Addressing a Need
The main staple of promise and business that launched TOMS; giving to someone in need a pair of shoes for every consumer pair purchased. There are more than 75 shoe companies that partnered up with the manufacturer to help people in need and it doesn’t stop there; the same partners oversee other issues like vocational training, school support, and youth leadership. The shoes given are a canvas black slip on modeled for comfortable distance or village walking and play, with reputable durability. Nations such as Bangladesh, Belize, Kenya, Mexico, and Uganda are some of the receivers of the shoes.
The videos TOMS uses are very engaging and have earthy textures, childlike feeling with acoustic tones. In one video a couple meets each other while each wearing the brand, and only their feet are shown throughout, tapping each other and scooting closer together on a bench. Believe it or not, this almost brings into play the same dynamic that made the “Mad Men” TV show so successful. The video is a little bit timeless, and makes the consumer drift mentally to an era perhaps without as much technology and distraction. The way it’s done is by focusing on the feet only, and creating an audience for one part of their branding in which the couple meet at a vintage store. This is very important to win over the customer who would be concerned about the foreign aid programs of TOMS; one who is not consumed with mass materialism.
Internet Marketing Strategies
TOMS is one brand that really used Pinterest to their advantage as well. Doing this a step above the rest is critical, in the beginning if you just roll out a strategy quickly in order to do something, all hope and prospective sales may be lost. What TOMS did is encourage customers on Pinterest to show pictures of their pairs of the shoes, and discuss and suggest cool places to wear and place the shoes. As with YouTube and video comments, the conversations that happen here are very valuable; and the goal can be reached of eventually getting into the customer’s subconscious and reminding them they need to buy another pair. Blake Mycoskie, the founder of the company decided to start the venture after an eye opening trip to Argentina, where he saw too many shoeless for his own comfort. After a very successful batch, he sold his driver’s education company to fund the rest of the venture.

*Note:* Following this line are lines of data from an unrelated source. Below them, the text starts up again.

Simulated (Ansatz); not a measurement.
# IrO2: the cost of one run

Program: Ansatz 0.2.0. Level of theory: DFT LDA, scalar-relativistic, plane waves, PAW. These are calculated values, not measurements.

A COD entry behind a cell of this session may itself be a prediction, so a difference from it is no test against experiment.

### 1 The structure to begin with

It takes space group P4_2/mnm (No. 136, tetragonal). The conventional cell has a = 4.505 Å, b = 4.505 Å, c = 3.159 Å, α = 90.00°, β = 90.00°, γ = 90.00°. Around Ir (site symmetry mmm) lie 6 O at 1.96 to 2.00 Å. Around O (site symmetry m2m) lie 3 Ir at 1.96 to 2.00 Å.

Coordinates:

Highlights of TOMS marketing strategy were going to university campuses to promote the line, and an AT&T commercial that filmed a shoe drop in Uruguay, therefore painting the company as a Robin Hood of sorts in a dismally capitalistic world. It doesn’t matter that TOMS shoes are a for profit venture, the fact remains, there is a mission to give shoes to those in need and its always going to lure future peace corps folks, liberal missionaries, and tree planting types globally. Some of these individuals need more than a gentle push to go out and buy a product but when you look at entities like Trader Joe’s and Whole Foods, the granola marketing strategies are very diverse, and they do win people over.
Many of these buyers are college educated, giving them more money for the product of TOMS as well. Setting up something like partners that will give away shoes when you sell a pair will not happen overnight. There are so many ways to give these consumers opportunities to help those in need. TOMS has proven this, and has also reaped the hard earned fruits for 7 years now.